Meet the Taken-For-a-Ridesmaids! Among their angry rank is Carol Raskind, an Upper East Sider and advertising copywriter.

“I’m still fuming,” said Ms. Raskind, who preferred not to disclose her age. A few years ago, a co-worker invited her to join her wedding party, which included male “attendants” (as with airline stewardesses, bridesmaids have now become “attendants”-and indeed, there is much about the modern wedding that is like a tedious six-hour plane ride-”chicken or beef?”-but that’s another story). The one thing this crew had in common was that they wore eyeglasses-so although the dress code was “wear what you want,” the bride thought it would be fun if everyone ordered a pair of prescription glasses in matching wire-rimmed frames with purple-tinted lenses. “Ever the dutiful pals, we all complied,” Ms. Raskind said. “Then she eloped in India. We ‘bridesmaids’ were left at the altar with hideous glasses that had cost, depending on the individual’s prescription, between $300 and $500 a pair. It left this lingering sort of uccch .”
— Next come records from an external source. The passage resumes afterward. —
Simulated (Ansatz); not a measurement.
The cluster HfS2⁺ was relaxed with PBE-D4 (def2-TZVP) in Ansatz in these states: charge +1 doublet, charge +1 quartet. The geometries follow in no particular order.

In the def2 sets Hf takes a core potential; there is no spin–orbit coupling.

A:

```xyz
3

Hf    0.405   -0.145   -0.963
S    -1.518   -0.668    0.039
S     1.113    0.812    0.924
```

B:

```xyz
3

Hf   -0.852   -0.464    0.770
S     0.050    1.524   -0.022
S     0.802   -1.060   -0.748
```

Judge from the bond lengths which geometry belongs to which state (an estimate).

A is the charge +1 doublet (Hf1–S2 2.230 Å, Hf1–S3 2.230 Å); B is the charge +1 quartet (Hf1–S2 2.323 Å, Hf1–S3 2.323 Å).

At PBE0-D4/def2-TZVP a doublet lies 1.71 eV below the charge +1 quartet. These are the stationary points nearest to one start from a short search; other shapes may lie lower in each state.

Meanwhile, Kate Sandberg, a 27-year-old actress who lives in Park Slope, has a friend who wants her future bridesmaids to wear saris, in the color of their choice. “And my friend isn’t even remotely Middle Eastern,” she said. “Also, she doesn’t want to do engagement rings, she wants to do engagement bracelets, because she thought the ring was too traditional. I’m like, ‘Yeah, but then your husband would be wearing a bracelet all the time.’”

A Lower East Side bride weighed in: Stephanie Dolgoff, the 37-year-old health and nutrition director of Self magazine, figured herself “too damn old” for bridesmaids when she wed in the Catskills three years ago. “When you’re older, you don’t need to surround yourself with your ‘posse’ to feel secure,” she said. “It’s not like we’re all eager young chicks right out of college who see this as a culmination of what you do when you graduate. There’s less of a line-up, like little Barbie dolls in a row, and more ‘It’s a big party, how can I help?’”

So she anointed three friends to be her unofficial little elves … with mixed results. “One friend, because she was organizing my shower, designated herself maid of honor and was threatened by the two other friends who were happy to do grunt work,” Ms. Dolgoff said. Unpoliced by bridal diktats , the putative M.O.H. proceeded to choose an Alexandra Kerry–like black sheath for the celebration. “I don’t know the exact fabric, but it was sort of stretchy, sparkly and see-through,” Ms. Dolgoff said. “I’m far from prudish, but she was clearly going for ‘Babe of the Wedding.’”

Seen in this light, the cheesy color-coordination of yore begins to take on a certain Busby Berkeley charm.

“I’m a big fan of things like synchronized swimming, tap dancing and cheerleading-no creativity,” said Ms. Sandberg, the actress. “My friends got married and they had a bridal party of 16, 18 maybe-it was huge -and they all had the same champagne top and champagne skirt. I loved it.”